Hi –
I’m Andrea and I’m an alcoholic.
Actually, it’s true. It’s kind of a new thing, so I didn’t know how to break it to you all. Honestly, I’m not even sure who reads here anymore. My biggest stats as to date are 95 on October 3. I used to get close to 1000.
I’m not sure if my dip in readers is because sound bytes on Facebook are far more exciting than reading narrative. It’s of course possible that my narrative totally sucks. I mean, the first 4 years of me complaining about tics were amazing, but year 5? Meh. I’ve got no cures for this disorder. I’ve got no answers. I could just drown my sorrows in a bottle of Two Buck Chuck and feel better about it all. But I can’t do that because, like I said, I’m an alcoholic.
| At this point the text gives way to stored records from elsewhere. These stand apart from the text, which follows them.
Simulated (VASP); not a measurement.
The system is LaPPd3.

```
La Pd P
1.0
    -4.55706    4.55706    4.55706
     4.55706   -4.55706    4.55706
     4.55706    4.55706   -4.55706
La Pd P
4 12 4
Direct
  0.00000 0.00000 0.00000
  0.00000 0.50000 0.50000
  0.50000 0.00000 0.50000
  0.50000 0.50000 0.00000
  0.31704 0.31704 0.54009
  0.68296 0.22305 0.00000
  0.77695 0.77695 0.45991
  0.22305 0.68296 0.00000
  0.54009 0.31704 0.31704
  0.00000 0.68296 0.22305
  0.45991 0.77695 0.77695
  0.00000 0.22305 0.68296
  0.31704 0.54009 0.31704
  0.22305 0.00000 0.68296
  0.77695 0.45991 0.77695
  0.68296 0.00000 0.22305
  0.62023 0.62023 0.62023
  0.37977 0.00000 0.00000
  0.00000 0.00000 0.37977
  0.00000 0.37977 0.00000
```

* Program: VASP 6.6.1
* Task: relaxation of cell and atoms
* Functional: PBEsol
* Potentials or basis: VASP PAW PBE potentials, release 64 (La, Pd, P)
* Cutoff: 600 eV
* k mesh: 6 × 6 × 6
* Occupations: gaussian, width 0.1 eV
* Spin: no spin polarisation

My mom might be mortified that I’m publically blabbing about my personal defects to all 3 of you who are reading on a Friday night. (The rest of you? Likely out drinking. In fact, Stink has a friend sleeping over tonight because his mom is going out with girlfriends to party it up. Me and tics, the dog, the Ebay, the coffee, Pip reading, the spouse in his polar bear pajamas… that’s my Friday these days.)
I wasn’t always an alcoholic. I didn’t drink through high school, college or even my wedding.
Then, five years ago, I went to a blogging conference in San Francisco. It was 7am in the morning and I saw some ladies sitting at the airport bar. It seemed like a reasonable enough time to buy a rum and Diet Coke. It cost me ten dollars, but it was the biggest buzz I ever had in my life. Totally worth it.
My descent into loving alcohol was a slow one. It started innocuously enough. A rum and Diet Coke at home every other night. A glass or two of champagne at a wedding. Drinks on holidays with the inlaws.
Eventually it turned into Friday nights with some girls from school. It didn’t seem bad at first. If anything, it was liberating. We all brought food, a bottle of red and let the kids run wild. It was called “Wine and Whine.” It was a place to be a bad ass adult. It was community! And venting! And only the cool moms were invited!
Maybe for the other girls, that was their one night a week of debauchery, but for me, the party continued during the week, too. I was hardly drinking a bottle of wine a day. A few glasses here, a few glasses there. Then it progressed to three and four. I’d stop for a day or two, but I’d always start up again. I would begin to obsess about it more than I wanted to. “It’s not a drinking problem, it’s a thinking problem,” a sober friend told me.
“Of course it’s a thinking problem!” I bitched to a different girlfriend. “I’m a writer! I think!” She made me feel better than that healthy bitch who exercised, never drank and had an amazing career and boyfriend. My drinking companion tsk tsked my fears away. “You know what Italians call wine at lunch, a nap, two glasses of wine at dinner, a walk and then a final glass at the pub? Monday.”
“Yeah! I didn’t have a problem,” I told myself after that conversation. “I was making too much of this.” I did the whole self-congratulations check-list: My nightly drinking didn’t make me miss appointments. I wasn’t stumbling to the PTA meetings. I only drank after 5PM. And really, I drank waaay less than many of my peers.
But inside, I knew it didn’t matter what other people were ingesting. It was too much for me. I knew, because I started darting to the market when my daughter was in ballet… just so I could have a glass three glasses when the kids were in bed that evening.
I also started hiding the evidence because I didn’t want to catch grief from my spouse.
A few times I’d hide the bottle in the closet. A friend at AA asked if I hid it in my boot. Apparently that’s a really great trick that all the cool lushes do. I’m not a cool lush. I don’t have stories like my friend, Bobbi, who tried to choke her girlfriend one night after lines of coke and a bottle of vodka. I didn’t end up in jail like Frida. And unlike Rita, I didn’t realize I had hit bottom when I woke up to my drug dealer raping me only to forgive him because I wanted to kiss the coke off his lips.
I had what they call a “high bottom.” That meant I stopped before it became a real problem.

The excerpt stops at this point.